Don Shula, the famous NFL coach who led the 1972 Miami Dolphins to a perfect, undefeated season (culminating in a Super Bowl win) is the winningest head coach in the history of football. He is a tremendous coach, a font of football wisdom and, I am sure, a nice man.

After his coaching career, he opened a line of steakhouses and appeared on various commercials, and was successful in each endeavor.

However recently Coach Shula decided to throw opinion into the public forum of sports journalism, commenting on the Patriots' run toward an undefeated season and their camera-spying incident earlier this year.

"The Spygate thing has diminished what they've accomplished. You would hate to have that attached to your accomplishments. They've got it," Shula said. "Belichick was fined $500,000, the team was fined $250,00 and they lost a first-round draft choice. That tells you the seriousness or significance of what they found."

I find Shula's opinion absolutely preposterous, and it almost sounds like whining.

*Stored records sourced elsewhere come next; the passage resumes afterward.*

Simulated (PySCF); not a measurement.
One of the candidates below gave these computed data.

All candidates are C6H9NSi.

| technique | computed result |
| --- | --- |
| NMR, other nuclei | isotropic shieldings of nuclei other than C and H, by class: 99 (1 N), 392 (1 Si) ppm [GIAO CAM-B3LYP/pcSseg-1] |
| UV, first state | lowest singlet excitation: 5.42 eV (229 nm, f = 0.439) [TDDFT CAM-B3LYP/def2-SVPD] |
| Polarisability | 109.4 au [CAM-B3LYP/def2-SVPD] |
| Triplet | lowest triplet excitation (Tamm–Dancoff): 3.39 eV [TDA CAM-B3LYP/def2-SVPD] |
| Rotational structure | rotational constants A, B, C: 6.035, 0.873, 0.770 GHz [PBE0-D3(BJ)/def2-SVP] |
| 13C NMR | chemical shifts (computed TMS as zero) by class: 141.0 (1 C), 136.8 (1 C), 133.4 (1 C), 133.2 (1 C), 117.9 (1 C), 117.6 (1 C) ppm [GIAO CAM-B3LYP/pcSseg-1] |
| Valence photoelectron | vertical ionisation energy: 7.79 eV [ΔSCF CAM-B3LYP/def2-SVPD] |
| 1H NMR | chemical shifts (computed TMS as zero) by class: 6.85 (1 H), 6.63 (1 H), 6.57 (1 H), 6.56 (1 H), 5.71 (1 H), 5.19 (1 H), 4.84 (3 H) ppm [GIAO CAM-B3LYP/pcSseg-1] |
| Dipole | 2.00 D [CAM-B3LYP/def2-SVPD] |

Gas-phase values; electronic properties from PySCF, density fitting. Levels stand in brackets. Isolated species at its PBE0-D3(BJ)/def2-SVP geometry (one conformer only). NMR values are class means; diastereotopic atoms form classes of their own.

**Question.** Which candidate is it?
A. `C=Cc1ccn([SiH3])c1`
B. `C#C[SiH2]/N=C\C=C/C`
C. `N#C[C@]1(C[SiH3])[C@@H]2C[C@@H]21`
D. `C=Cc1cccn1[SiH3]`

As a native New Yorker, I can certain tell you that I hate Boston sports as much as the next guy. However, I have always believed you have to give credit where credit is due. The Patriots are simply playing at a level beyond anyone in the NFL this year, murdering mediocre opponents and knocking off good ones.

Yet despite the fact that not only is stealing signals common in the NFL (the Patriots are just the first to get caught), but it is clear when looking at the quality of the Jets and the Patriots that the signal-filming was not needed.

"I guess you got the same thing as putting an asterisk by Barry Bonds' home run record," Shula continued. "I guess it will be noted that the Patriots were fined, and a No.1 draft choice was taken away during that year of accomplishment."

I won't even address the reference to Bonds, as it is so farfetched it is not even worth discussing.

What got me thinking though, is the fact that the 1972 Miami Dolphins themselves are not necessarily undeserving of an asterisk.

For one, they played a 14 game regular season - should we asterisk their team now? In looking at their schedule, according to NFL.com, the Dolphins did not beat a single playoff team, and the best record of a team they played was 8-6. So should we asterisk the 1972 season saying that their strength of schedule was so laughable the perfect season was too easy?

Let's get serious: stealing signals is common in every single sport, Belichick is no innovator when it comes to this. Also, the Patriots look like a varsity team playing the freshman B-squad most of the games this year. If they are able to run the table this year, the Patriots deserve the un-tarnished, un-asterisked record in Canton.